THE AMAZING RESULT OF CALIFORNIA FRAUD TRIAL COULD CHANGE THAT
Finally, Wall Street gets put on trial: We can still hold the 0.1 percent responsible for tanking the economy.
Wow, when I read that I had to do a double take. For those of us that have been following this story since the economic meltdown began, and have been involved in trying to assist folks with their efforts to stay in their homes, this news has been ‘a long time coming’.
What’s behind this news is a case in Sacramento California where people were being prosecuted for mortgage loan fraud by the Feds. The defendant’s attorneys took the approach that the defendants were not the parties that commited the crime, but rather it was the lenders and greedy bankers that set up the entire pipeline and assembly line of ‘fraudulent’ mortgage loan origination, underwriting, and ultimate securitization pools of the Promissory Notes.
Myla and I were dead center in this story when we look back and remember what it was like in real time from 2001 through 2008. We had a long career as Mortgage Brokers and Real Estate Brokers. We can recall the ‘roll out’ of the “Alt-A and Sub-Prime” mortgage programs, and all of the NEW mortgage lenders that were popping up every five minutes, coming to the office to solicit us for our business, etc. After these account reps left the office, we would just sit back and talk about “how fricken crazy” it all sounded, and could not imagine how such loan programs would ever ‘last’. Or, what the quality of the borrowers would be that would accept such crazy terms ie; interest only payments for a couple of years before their loans re-set to adjustable terms with ‘incredibly high margins’ over the base index value. A train wreck in the making, no doubt about it.
In fact we had some account reps that would openly tout the fact that if the borrowers had to go “full doc” due to their super low FICO scores, but in reality the borrowers wouldn’t have the income to qualify that these lenders would just “create the employment documentation” internally in their offices, as they just want to “fund the loan”. It was just routine for them.
Coming from a traditional corporate mortgage background we could not relate to what we were being told by these lenders, and frankly were mortified by what we saw and heard. We wanted no part of it. We knew things could not possibly turn out right (which they did not).
What we did not realize at the time, was what the Wall Street bankers and government regulators were actually involved in creating the biggest PONZI scheme in history. And all of the iconic banking names were promoting the whole affair; Countrywide, Chase, WAMU, Bear Stearns, Goldman Sachs, Citibank, Lehman Brothers, on and on. We would often comment on the fact that it seemed like we had been transcended into the “Twilight Zone”, things were definately different.

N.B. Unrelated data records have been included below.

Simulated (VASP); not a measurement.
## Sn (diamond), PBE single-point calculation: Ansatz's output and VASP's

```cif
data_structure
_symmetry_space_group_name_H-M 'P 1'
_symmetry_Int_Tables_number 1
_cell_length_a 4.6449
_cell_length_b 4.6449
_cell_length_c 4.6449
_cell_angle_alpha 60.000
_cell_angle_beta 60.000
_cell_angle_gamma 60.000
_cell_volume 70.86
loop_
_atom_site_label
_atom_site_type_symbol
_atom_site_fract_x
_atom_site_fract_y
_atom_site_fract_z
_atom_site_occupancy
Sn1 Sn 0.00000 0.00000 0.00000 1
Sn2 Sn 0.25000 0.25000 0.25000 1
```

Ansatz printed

“As it happens, a trial just ended in Sacramento in which a jury was convinced that “executives intended to make fraudulent loans.” Here’s the thing, though: It wasn’t the government that made the case against the financiers; it was the defendants.”
“And lenders so didn’t care back in the bubble days. They invented liar’s loans and blanketed the country with them during the Oughts not because the poors talked them into doing it, or because the liberals in the Bush Administration forced them to do it—on the contrary, the government warned them against issuing these things, just as the government warns us against swallowing arsenic. The reason bankers did it was because liar’s loans were making bankers rich.”
“Do you see what I’m saying? Executives do not always share the interests of the corporation that employs them. They weren’t “defrauding themselves,” as our federal protector laughs, they were defrauding the suckers that paid their bonuses, the shareholders that invested in them, the European pension funds that believed their excreta was Grade A Prime.”
“The name for this kind of scheme is a “control fraud”; it happens when the officers who control a firm use their power over the firm to enrich themselves while driving the firm itself to the boneyard. The country has seen control frauds many times before; indeed, the man who invented the term was a regulator of S&Ls during the S&L meltdown of the 1980s, and he saw the pattern so many times back then that he wrote a book about it. I am referring to my friend Bill Black, a professor of economics and law at the University of Missouri-Kansas City and also a Distinguished Scholar in Residence for Financial Regulation at the University of Minnesota’s School of Law. Control fraud, Black says, always follows the same recipe, with banks growing rapidly by making vast numbers of extremely risky loans, executives immediately getting rich with big bonuses, and the bank eventually collapsing under the weight of those malicious loans.”
“When I got Bill Black on the phone last week, he talked about the case as a watershed moment. “I came out there to say, ‘Look! there are lions roaming the campsite!’ They took down the global economy!,” he told me. “And jurors can understand this. You say that you can’t get a prosecution. We will come to your back yard and show you how to get a prosecution. Because we’ll do it as a defense. Even though we have no FBI agents, no subpoena authority. . . , we’ll put on a successful prosecution. And we’ll show to you that jurors can understand this.”